This may be true, but people are probably commuting for vastly more time per day to their suburban wasteland house that can only be driven to, than fewer minutes worked would compensate for, and the money doesn't go as far—possibly because they felt spending $60k on a dumb car, and 9 hours a week in it, was more sensible than spending 2 hours a week in a physical hobby.

https://www150.statcan.gc.ca/n1/pub/75-006-x/2019001/article...


Total hours worked in the US has DOUBLED since then.

https://fred.stlouisfed.org/series/B4701C0A222NBEA

And more work is done part-time(usually by those are unable to work full time jobs)

https://alfred.stlouisfed.org/series?seid=B4701C0A222NBEA&ut...


Total hours worked by people who are being paid. If you’re working on a farm but you’re a farmer’s wife you’re not being paid. Female liberation resulted in a very large increase in the labor force, a much less drastic rise in hours worked than in paid labor hours.


Sadly, I don't have any data to refute that:

https://www.stlouisfed.org/open-vault/2019/july/nonfarm-payr....

That said, I doubt it's enough to offset the growth in population among workers.

https://fred.stlouisfed.org/series/LFWA64TTUSM647S


> Total hours worked in the US has DOUBLED since then.

That chart is not adjusted for population.


https://fred.stlouisfed.org/series/LFWA64TTUSM647S

Working population since 1977

We have have roughly 50% working age population(136mil vs 205mil)

https://fred.stlouisfed.org/series/B4701C0A222NBEA

Hours worked is 65% more since 1977(155 257)

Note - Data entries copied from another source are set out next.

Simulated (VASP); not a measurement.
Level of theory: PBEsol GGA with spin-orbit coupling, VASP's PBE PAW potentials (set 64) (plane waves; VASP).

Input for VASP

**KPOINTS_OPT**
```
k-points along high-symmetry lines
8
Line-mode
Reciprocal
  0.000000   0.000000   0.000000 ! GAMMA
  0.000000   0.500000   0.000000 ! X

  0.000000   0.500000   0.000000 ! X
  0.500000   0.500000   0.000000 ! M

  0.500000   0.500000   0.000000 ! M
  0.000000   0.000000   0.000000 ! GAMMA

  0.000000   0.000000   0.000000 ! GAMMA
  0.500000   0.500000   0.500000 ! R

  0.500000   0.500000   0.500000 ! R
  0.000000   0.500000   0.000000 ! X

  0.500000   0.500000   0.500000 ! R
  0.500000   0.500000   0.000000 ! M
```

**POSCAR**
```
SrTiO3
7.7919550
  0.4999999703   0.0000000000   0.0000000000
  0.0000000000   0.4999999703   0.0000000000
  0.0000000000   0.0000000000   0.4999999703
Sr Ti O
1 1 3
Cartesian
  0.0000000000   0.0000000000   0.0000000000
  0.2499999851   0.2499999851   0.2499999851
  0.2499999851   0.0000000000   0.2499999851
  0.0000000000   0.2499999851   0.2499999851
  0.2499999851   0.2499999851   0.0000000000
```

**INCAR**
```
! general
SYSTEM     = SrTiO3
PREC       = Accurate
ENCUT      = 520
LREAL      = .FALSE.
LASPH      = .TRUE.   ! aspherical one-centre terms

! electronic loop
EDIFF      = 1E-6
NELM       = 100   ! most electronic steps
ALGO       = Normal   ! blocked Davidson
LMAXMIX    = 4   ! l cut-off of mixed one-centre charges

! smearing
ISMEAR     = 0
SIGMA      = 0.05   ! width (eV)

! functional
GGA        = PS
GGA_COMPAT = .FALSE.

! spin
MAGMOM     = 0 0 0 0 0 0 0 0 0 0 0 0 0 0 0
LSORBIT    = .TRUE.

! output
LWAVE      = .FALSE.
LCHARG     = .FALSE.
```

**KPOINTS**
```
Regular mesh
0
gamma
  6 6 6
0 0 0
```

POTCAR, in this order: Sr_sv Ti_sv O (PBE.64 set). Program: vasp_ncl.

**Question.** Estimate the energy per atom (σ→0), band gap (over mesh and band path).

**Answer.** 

Or, we're working 15% more per eligible person.


thanks for the follow-up.

I've been scratching my head since orange_joes post because it didn't make sense from what I've been seeing.


People worked different jobs back then and did different things for recreation. Food was also different and so were the wages and cost of living.

Plz don’t trivialize it.


Not having a wife at home to make meals, because all households _need_ dual incomes

10% is what, ~30 minutes less?


Just doing dishes and laundry as well as shopping and cooking is 1.5-2 hours a day. 3 if you add cleaning 5-6 if you add child care


Being overweight is overwhelmingly related to eating habits. As the sage advice goes: “you can’t outrun a bad diet”

You may have an argument with the absolute bullshit that people eat in our consumerist society but the fact of the matter is, if your calorie needs are 2000/day and you eat 14000 calories per week of grains, pulses, veg, fruit, meat, etc in the ‘right’ amounts, you’ll stay trim if you’re trim, you’ll stay fat if you’re fat, and any changes need you to adjust the calorie balance accordingly through eating more, eating less or exercising more.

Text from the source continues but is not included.